Holding a Press Conference – The Recorder
By: Sharon Berman
Published: The Recorder
We live in a digital age that allows us to work with individuals from around the world. Yet, despite technological advances that enable us to share information virtually, there is still a need for law firms to hold live press conferences. Such events are important because they allow you and your firm to gather journalists from an array of media outlets, who can then disseminate your message immediately to a broad audience.
Holding a press conference signals that something is significant, timely and worth listening to right away. It’s also a way to attract additional plaintiffs to strengthen your hand. From the defense point of view, a press conference after a victory signals your success and your client’s vindication.

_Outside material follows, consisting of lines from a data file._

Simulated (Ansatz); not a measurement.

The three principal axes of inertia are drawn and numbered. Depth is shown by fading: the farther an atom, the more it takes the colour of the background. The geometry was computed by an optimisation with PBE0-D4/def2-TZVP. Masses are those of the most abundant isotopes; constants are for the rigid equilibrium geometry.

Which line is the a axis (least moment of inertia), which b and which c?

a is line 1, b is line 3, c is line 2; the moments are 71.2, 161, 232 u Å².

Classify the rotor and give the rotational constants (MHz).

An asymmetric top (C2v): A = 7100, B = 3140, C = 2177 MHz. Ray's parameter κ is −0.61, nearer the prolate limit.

As media budgets diminish, it is more difficult than ever to attract a journalist’s attention, and there are fewer professionals available to cover an ever-expanding territory. Therefore, it’s critical to be judicious in deciding to hold a press conference and to do so only when you have fresh, interesting and important news. Not only will this help you garner media coverage, but it will also underscore your credibility among journalists, who are often pulled in competing directions at once.
Here’s how you can maximize the value for all involved in your press conference and avoid the pitfalls.
Hold your press conference promptly. An event, like a court decision, may drive the conference’s timing, but sometimes you have more of a choice as to when to hold it, such as a lawsuit’s filing. Aim to hold the news conference within 24 hours of giving notice, and despite our society’s endless news cycle, try not to hold the conference on Friday afternoon.
Choose an effective spokesperson. The person who will make the most impact is the plaintiff or defendant. Often, though, that person may be uncomfortable in front of a camera, hard to understand, or have other challenges. The attorney may make the best spokesperson with her client by her side. Whomever you choose, plan to have no more than two spokespersons.
If your spokesperson lacks experience in this high-pressure venue, definitely consider media training. Media training can help that individual come across well in front of the camera and ameliorate bad on-camera habits. Still, it can’t transform someone in a short span of time. Additionally, there are many individuals who will never be able to serve as spokespersons, no matter how much training they receive. Whether the spokesperson is you, your client or both, the person who delivers your message should be poised, able to think on her feet, and able to handle the pressure of multiple questions coming at once.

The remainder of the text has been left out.